I did not mean for my last post to spark a controversy. I only was trying to thank those (like my daughter Jessica) who expressed concern for my safety . I did not mean to imply that they or anyone had criticized the subject matter of the emails. My bad.
On the other-hand, I am pleased to learn that there are those who read this stuff and feel passionate about it.
You know, there are a lot of reasons why I write these emails. One of them is that being alone here as I am, seeing your names in the “To” box makes me feel that in some small way you are here and I am talking to each of you. Another reason is that I often get bored writing in my journal, like earlier this afternoon when I recorded how long it took me to make a peanut butter and jelly sandwich. Yes, old habits die hard, even though the cost of obtaining american peanut butter and jelly raises the price of the sandwich to rival a lobster diner.
Of course, I do not write everything that I record in my journal. For example, as a parent whose children and grandchildren are recipients of these emails, it had been impressed upon me that in order to be a good parent, I should never let my children know, that I use foul language, that I have sex of any sort, that I doubt just about everything that I do and that I know next to nothing about child-rearing. As for the last, those of you who are parents probably, like me, had the worst teachers imaginable, their own parents who in most cases married too young to know anything and had to muddle through it like everyone else. Or in the case of my parents who were so poor and ill-educated they had to fumble through old world nostrums to figure out which fit the new order they found themselves in.

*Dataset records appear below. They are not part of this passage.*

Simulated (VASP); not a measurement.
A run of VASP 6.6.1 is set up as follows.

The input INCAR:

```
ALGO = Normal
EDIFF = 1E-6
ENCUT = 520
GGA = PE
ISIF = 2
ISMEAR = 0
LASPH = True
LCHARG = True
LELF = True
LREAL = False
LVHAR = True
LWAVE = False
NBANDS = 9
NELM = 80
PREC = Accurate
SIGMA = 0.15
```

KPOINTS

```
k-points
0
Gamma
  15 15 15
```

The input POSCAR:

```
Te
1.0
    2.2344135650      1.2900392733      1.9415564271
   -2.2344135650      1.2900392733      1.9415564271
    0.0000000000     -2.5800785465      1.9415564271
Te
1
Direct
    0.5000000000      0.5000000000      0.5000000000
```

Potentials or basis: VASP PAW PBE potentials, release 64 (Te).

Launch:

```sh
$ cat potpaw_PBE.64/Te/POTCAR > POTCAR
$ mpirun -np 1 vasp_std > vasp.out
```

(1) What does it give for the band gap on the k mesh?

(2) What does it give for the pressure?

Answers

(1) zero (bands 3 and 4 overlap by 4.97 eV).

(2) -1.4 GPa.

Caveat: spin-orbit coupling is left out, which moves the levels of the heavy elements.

Anyway, I am no longer your reporter from the front, since there no longer is a front. Each of the contestants have retreated to their respective corners (and in Thailand there are a lot of corners) plotting their next moves. And make no mistake about it there will be more moves. Rumors of new demonstrations and crackdowns flood the daily press reports.
Recently in the english language press, there have been a number of articles calling for the government to crack down on the police for their alleged sympathy and assistance to the Red Shirts. This reflects the ongoing conflict between the police and the military in Thai society. They along with the Monarchy, the government and the Chinese-Thai business community make up the more or less independent institutions that govern Thailand (no checks and balances here).
The police resent the military because its officer corps are reasonably well compensated and comfortably housed on their military bases and the military has never had to fight a real foreign invader since almost the beginning of the creation of modern Thailand, while the police must confront corruption (often their own), politics, violence and criminal gangs on a daily basis for very low pay. The resentment and jealousy increases by the fact that the military officer corps is mostly immune from responsibility to the police and the country’s court system for any civil crimes that they may commit.
Until this fundamental conflict between the forces of order in the country is resolved one can expect to see the Red Shirts, the Yellow Shirts and the other institutions of Thai society try to take advantage of that conflict for their own advantage.
In short, little has been resolved except that now one can get to most of the major shopping centers in downtown Bangkok to shop.